Life-changing albums: Gil Evans’ ‘Into The Hot’

Friday, January 11, 2019

Pianist Alexander Hawkins talks about Cecil Taylor’s seismic contributions on Gil Evans’ Into The Hot, in a tribute to the late pianist who died 5 April 2018.

Interview by Brian Glasser

Into The Hot, officially a Gil Evans album, was a real epiphany, but it’s the Cecil Taylor aspect that really did it for me. Taylor contributed three tracks; the other three were by Johnny Carisi, with Gil Evans conducting the orchestra on those. The album was in some senses like a curated collection of Third Stream music

But it’s curious – I’m not sure this is even my favourite Cecil album: pianistically, that would probably be Silent Tongues; compositionally, perhaps I prefer Unit Structures; it’s not the most beautiful; it’s not the one I have the most sentimental connection to, which would be the one with Louis Moholo. But it’s absolutely gripping; and more than all of his other albums, it’s a Rosetta Stone for understanding where he came from, and what was to come, and how he fits into contemporary music generally – not just jazz. It’s got the characteristic of a manifesto. I can’t think of anything like it! It somehow shows directions he didn’t take, which makes it even more rewarding and inspirational. He’s so quixotic that you can’t say his entire language was mapped out – but there’s a lot here.

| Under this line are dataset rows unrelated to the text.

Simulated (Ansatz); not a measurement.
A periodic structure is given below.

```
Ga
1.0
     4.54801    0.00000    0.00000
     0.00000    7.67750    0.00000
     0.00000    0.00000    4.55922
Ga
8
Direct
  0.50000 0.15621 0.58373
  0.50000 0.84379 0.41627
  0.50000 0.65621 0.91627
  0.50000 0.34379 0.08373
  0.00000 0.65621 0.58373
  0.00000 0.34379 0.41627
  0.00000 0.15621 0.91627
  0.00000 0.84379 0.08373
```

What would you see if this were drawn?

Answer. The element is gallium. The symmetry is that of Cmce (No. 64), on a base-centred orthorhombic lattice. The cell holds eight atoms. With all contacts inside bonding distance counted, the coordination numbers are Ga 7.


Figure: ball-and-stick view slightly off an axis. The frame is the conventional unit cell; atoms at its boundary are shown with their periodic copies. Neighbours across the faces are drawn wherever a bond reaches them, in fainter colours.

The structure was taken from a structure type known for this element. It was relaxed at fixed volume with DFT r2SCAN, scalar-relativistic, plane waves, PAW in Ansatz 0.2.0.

It grabbed me from the start. I’m a complete Ellington junkie, so I understood this record immediately – if not fully, then intuitively. It’s so Ellingtonian in concept as far as composition goes. Plus, there are definitely pianistic precedents in there – not just Ellington, but Tatum, Powell and Monk. It certainly wasn’t the first Cecil record I heard, but it was among the early ones, and for the uninitiated there’s enough in his piano playing to grab onto – it’s not completely alienating. You can hear him improvising over an explicit swing beat, which is interesting in terms of understanding his rhythmic language later on when it becomes abstracted from that.

I went back to the album recently when Kaja Draksler and I arranged these pieces for a septet featuring two pianos at a festival in Amsterdam, and had to transcribe them first. Exploring them in that mechanical depth renewed and deepened my understanding. So, though I’ve always loved them, going back over them in that way helped me appreciate technically how extraordinary they are.


‘He’s using everything to enable his imagination to go crazy – it all serves as a springboard, it’s not just a post-modern collage’


Above all, you have to admire his single-mindedness. That should be one of his main legacies – to inspire people to be single-minded. More specifically, there are lots of things that I’ve taken from it into my work, both in terms of playing and writing. I think the quantity of very explicit composition on it is what would be most surprising to those who know Cecil Taylor only by reputation. Endless column inches have been expended calling him a ‘free jazz musician’; but this is very organised music. There are not many 1961 albums with that volume of composition on them. Although it’s organised, structurally he’s doing things that you’re not hearing anywhere else, apart perhaps from the most sophisticated Ellington things. ‘Bulbs’, one of the tunes, feels almost palindromic – there are some very strange structures in that; and the way these units are used and moved within the composition gives a clue about how he would later use motivic and harmonic units in his more abstract music. You can already see his preoccupation with musical architecture.

It’s also been an influence on me because it shows a way that you can reference music you love and at the same time make that into something personal. So, for example, during ‘Bulbs’, you can hear the James Brown R&B music of 1961; but there’s also an almost shocking prescience of the funk, too. ‘Mixed’ has a passage that is reminiscent of classical music in how it’s scored; immediately following that, there’s a ballad where Jimmy Lyons plays Johnny Hodges to Taylor’s Ellington (and Shepp plays Ben Webster). All these influences are forged into something that isn’t at all derivative. That’s inspirational to me as a composer. As a free jazz pianist, he did create a licence for wildness – there are moments when he does use cutting loose as a device. But he deploys that language knowingly and sparingly. So, in my view, he’s using everything to enable his imagination to go crazy – it all serves as a springboard, it’s not just a post-modern collage.

Strangely, I don’t remember the first moment I heard the record! It was probably at my local record shop in Oxford – I’d have been a teenager. I’ve always been a student of the music. I grew up with the piano tradition; and because Taylor was so much part of that, this was just something I needed to hear.